It was her Christian faith that changed things for the better, and today she also serves her Marlborough community as a pastor with her husband, Afi. It’s allowed her to talk openly.
“I believe if we don’t break the code of silence, how are we gonna break this, how are we gonna break the generational cycles that are happening?”
She’s now encouraging other women to be comfortable with themselves.
“One of the main things I find, especially with women, is value – not believing themselves, not believing in who they are and what they bring to this world.”
“So I like to think of my business as the ultimate hype girl.”
Saolelagi Va’aelua started one-on-one sessions with Lynette since moving to Blenheim from Auckland six months ago.
“A lot of the lessons are from how I actually view and see myself, so a lot of the things I see are like, ‘Man, I can’t really plan a future if i’m still dealing with my own grievances’, and a lot of that stuff has to come from me first before I can give solid advice to those around me,” she says.
Lynette’s quest to help others find their self-confidence is also reinforced by her most recent venture called Lipstick Lioness, which encourages women through makeup and skincare.

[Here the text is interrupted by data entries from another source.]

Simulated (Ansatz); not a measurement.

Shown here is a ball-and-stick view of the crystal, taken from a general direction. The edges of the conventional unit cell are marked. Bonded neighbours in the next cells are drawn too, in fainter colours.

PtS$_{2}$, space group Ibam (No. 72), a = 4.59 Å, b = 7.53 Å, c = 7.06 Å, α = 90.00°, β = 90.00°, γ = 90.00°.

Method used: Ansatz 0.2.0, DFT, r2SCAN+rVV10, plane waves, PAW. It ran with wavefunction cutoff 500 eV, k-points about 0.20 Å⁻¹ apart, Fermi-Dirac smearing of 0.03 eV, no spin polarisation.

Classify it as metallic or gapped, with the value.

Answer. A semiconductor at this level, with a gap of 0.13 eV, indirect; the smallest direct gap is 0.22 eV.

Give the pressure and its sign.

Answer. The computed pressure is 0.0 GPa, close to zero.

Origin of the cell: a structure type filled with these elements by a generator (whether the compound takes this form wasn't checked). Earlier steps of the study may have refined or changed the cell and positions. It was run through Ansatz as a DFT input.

“The thing I think I love about this makeup business is that I’m able to do it from anywhere, like I do it when I pick up the kids from school, just before they come out of the gates; I’m able to do a quick tutorial to share with the women and motivate them from my car.”
Lynette says it’s just the start of more good things to come.
“I wanna develop courses and programmes; I would like to create job opportunities – I’d love to have a pride of lionesses who do what I do and employ them to do it.”